The business community is asking the Fair Trade Commission (FTC) to reconsider a recent revision of the antitrust laws that allows other institutions to investigate antitrust cases.

The Korea Chamber of Commerce and Industry (KCCI) on Sunday said it had delivered the request to the FTC on Friday, saying the change will contribute to uncertainties that could restrain business activities

The abolishing of the FTC’s exclusive rights to turn over antitrust cases to the prosecutors’ office were among the five requests the KCCI made.

The other four involve limiting information exchanges that could be suspected of price-fixing; limiting the voting rights of nonprofit enterprises; expanding regulations against transactions between affiliated companies and the toughening of penalties for antitrust regulations. The biggest concern raised by the KCCI was the abolishment of the FTC’s exclusive rights to report antitrust cases to prosecutors.

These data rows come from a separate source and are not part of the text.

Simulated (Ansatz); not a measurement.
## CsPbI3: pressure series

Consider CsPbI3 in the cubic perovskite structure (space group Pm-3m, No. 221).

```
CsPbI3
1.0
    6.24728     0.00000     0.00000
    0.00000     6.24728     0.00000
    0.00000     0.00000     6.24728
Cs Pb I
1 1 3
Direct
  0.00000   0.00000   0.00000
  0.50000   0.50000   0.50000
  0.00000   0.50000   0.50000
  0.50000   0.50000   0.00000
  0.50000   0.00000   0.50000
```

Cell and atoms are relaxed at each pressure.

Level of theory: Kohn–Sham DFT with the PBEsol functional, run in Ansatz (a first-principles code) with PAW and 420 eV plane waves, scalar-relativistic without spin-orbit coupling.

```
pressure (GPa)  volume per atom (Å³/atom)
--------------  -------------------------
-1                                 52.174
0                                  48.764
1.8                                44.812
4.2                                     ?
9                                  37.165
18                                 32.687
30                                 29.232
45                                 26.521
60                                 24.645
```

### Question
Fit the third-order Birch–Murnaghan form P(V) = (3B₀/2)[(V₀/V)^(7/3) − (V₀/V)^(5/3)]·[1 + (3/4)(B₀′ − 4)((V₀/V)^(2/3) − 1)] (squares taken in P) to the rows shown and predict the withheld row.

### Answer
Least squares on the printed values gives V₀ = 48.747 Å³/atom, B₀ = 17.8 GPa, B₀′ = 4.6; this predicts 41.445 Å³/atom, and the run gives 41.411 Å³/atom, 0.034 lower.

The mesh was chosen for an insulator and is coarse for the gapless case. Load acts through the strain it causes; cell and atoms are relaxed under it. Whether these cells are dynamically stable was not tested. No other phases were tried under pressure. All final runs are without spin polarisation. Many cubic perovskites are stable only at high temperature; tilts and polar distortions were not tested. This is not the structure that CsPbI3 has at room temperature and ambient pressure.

It said this would lead to an increase in false accusations by rival companies and deepen confusion over who’s investigating what. The FTC and prosecutor’s office could have different judgments on the same case, the KCCI said.

The KCCI asked the FTC to make the law clearer to prevent the possibility of overlapping investigation and cut back on reckless or frivolous accusations.

The lobbying group also requested that the FTC come up with specific guidelines as to exchanges of information among companies as the interpretation of colluding on prices is currently ambiguous. Some product prices like steel are decided in discussions among steel manufacturers. A standard price is set and after companies offer discounts, the final price is arrived at. Under the revised law, this practice could be interpreted as price fixing. The KCCI said such a broad interpretation by the FTC could put a heavy burden on businesses.

On conglomerate-owned nonprofit companies, the KCCI said limiting the voting rights of such companies is a violation of property rights, adding that if the FTC wants to prevent a conglomerate’s controlling family from strengthening its control of affiliates through shares owned by nonprofit companies, it should be looking into measures that would increase transparency through strengthening the mandatory public notification of management decisions these nonprofit companies makes.

The lobbying group also asked the FTC to abolish a number of punitive clauses that could lead to criminal charges, adding that when compared to other advanced economies, Korea now has a harsher standard. According to the KCCI, among 34 OECD member countries only 14 have a penalty clause against antitrust regulation.

“Among the [OECD countries], the U.K. and Canada’s punitive clauses are limited to price fixing while Japan and the U.S. have penalty clause for price fixing and manipulation through monopoly,” the KCCI argued.

“Companies need to make changes according to changes in the times and society,” the KCCI said in the proposal delivered to the FTC. “But actions that are taken to strengthen transparency in the market shouldn’t lead to increasing uncertainty.”